Just as we now have more people employed as bureaucrats at the U.S. Department of Agriculture than there are farmers in the U.S., we will end up with huge numbers of people employed in the “business” of regulating and managing AI — for government, for corporations, for political advocacy groups, etc.
I think that gets to the essence of where we are.
I don’t have numbers, so I’ll use silly numbers:
How many farmers do we need in the US? Let’s say 100.
How many government bureaucrats do we need to oversee the farmers? Let’s say 300.
Now consider every industry to go in that direction: Insurance, banking, stock market, infrastructure.
This becomes like the meme of the road construction worker in a hole digging with a shovel while 10 supervisors stand around the hole and watch him work.
That may be where we’re going, but it’s not a final destination. It’s stupid. So it won’t last. At some point it will be “Atlas Shrugged” and the small number of real workers will not tolerate the vast number of government bureaucrats who desire to regulate and manage things they don’t understand.
Society has been moving in this direction for a long time. I don’t think they can continue in this direction forever. Something is going to explode and I think AI is the match.
No
The number of U.S. farms continues slow decline
In the most recent survey, there were 1.89 million U.S. farms in 2023, down 7 percent from the 2.04 million found in the 2017 Census of Agriculture.

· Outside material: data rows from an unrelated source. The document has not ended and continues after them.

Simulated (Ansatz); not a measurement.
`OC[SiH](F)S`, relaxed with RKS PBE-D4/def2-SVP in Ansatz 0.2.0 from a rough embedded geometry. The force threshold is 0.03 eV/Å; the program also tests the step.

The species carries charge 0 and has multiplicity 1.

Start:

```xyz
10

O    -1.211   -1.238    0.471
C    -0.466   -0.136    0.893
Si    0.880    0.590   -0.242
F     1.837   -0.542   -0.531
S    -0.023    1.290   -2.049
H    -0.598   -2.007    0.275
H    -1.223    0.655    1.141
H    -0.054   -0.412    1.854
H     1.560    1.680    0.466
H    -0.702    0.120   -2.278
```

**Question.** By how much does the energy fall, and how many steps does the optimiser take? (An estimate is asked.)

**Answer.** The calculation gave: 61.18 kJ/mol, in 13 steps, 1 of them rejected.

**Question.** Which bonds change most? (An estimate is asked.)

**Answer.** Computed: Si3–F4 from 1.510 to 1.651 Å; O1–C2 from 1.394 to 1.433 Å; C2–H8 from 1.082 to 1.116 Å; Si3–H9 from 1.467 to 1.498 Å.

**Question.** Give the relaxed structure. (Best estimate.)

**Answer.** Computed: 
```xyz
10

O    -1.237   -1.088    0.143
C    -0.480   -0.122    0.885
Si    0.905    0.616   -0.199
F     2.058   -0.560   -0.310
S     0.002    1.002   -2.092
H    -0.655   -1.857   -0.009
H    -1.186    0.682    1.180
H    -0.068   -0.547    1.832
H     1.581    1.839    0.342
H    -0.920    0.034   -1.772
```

USDA is made up of 29 agencies and offices with nearly 100,000 employees who serve the American people at more than 4,500 locations across the country and abroad.
Good point—it will take millions of people to make sure that AI obeys political dictats—and to quickly censor it if it disobeys.
AI: “Young black men commit twenty times as much crime as young white men.”
AI human manager: “Assemble the team. We need to reprogram this racist AI. Meanwhile shut it down immediately.”